Misery Loves . . . More Misery
Matt Yglesias points to David Brooks’ assertion that “The daily activity most injurious to happiness is commuting” in order to tout a congestion pricing tax.
Brooks doesn’t pivot from this into any real policy specifics. But the upshot of the commuting point is very clear—we should charge people a fee to drive on crowded roads at peak hours. If you look at it in strict dollars and cents terms, the policy looks great. A relatively small fee can eliminate large economic losses due to congestion, and then the fee can finance useful public services or reductions in other taxes. But when you add in the fact that commuting time makes people miserable, you can see that the social gains from congestion pricing in our most-trafficked metro areas would be extremely large.
If there’s anything people hate more than being stuck in traffic it’s being stuck in traffic while paying higher taxes for the privilege. (Having been stuck in traffic jams on expensive toll roads, I can offer anecdotal support for something that’s intuitively true.)
Now, obviously, the point of congestion pricing is to cajole people to shift their driving habits and ease said congestion. But the reality is that most people don’t have the flexibility to do much about their commuting time.

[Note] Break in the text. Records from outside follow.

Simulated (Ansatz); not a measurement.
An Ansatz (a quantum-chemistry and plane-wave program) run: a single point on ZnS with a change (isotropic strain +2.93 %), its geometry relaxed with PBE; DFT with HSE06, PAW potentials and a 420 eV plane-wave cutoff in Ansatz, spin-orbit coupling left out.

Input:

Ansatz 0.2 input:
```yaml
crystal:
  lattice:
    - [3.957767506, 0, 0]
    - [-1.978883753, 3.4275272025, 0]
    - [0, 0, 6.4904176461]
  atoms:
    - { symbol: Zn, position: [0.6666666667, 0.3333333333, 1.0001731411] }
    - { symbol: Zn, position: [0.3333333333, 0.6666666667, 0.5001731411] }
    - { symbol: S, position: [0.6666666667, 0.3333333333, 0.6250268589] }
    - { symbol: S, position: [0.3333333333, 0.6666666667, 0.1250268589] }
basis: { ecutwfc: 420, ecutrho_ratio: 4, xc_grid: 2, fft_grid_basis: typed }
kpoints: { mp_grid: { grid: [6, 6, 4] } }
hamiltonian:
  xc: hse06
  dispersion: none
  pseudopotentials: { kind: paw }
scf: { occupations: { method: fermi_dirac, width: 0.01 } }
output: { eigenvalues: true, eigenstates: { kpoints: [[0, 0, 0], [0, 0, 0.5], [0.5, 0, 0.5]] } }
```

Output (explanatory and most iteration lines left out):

If you’re poor enough that, say, a $5 tax will dissuade you from driving during the rush hour, then you’re likely just going to wind up staying at the office later. Without additional compensation, most likely. And, no, you can’t go out an have a beer or something because it would cost you decidedly more than $5.
Ah, you say, you could take public transportation! But, presumably, people who can’t afford a congestion pricing tax would already be doing that, since it’s almost certainly far cheaper than driving and parking.
Well, how about flex scheduling? Some of us have the luxury. Most people don’t. Especially low wage workers in the service industry, who can’t exactly telecommute.
UPDATE: To be clear, I don’t have strong views one way or the other on the overall merits of congestion pricing. My gut instinct is that all such schemes basically stick it to people who can’t afford to pay for convenience rather than addressing larger communal problems but that’s sometimes inevitable. I just object to the idea that the way to make something less miserable is to slap a tax on it.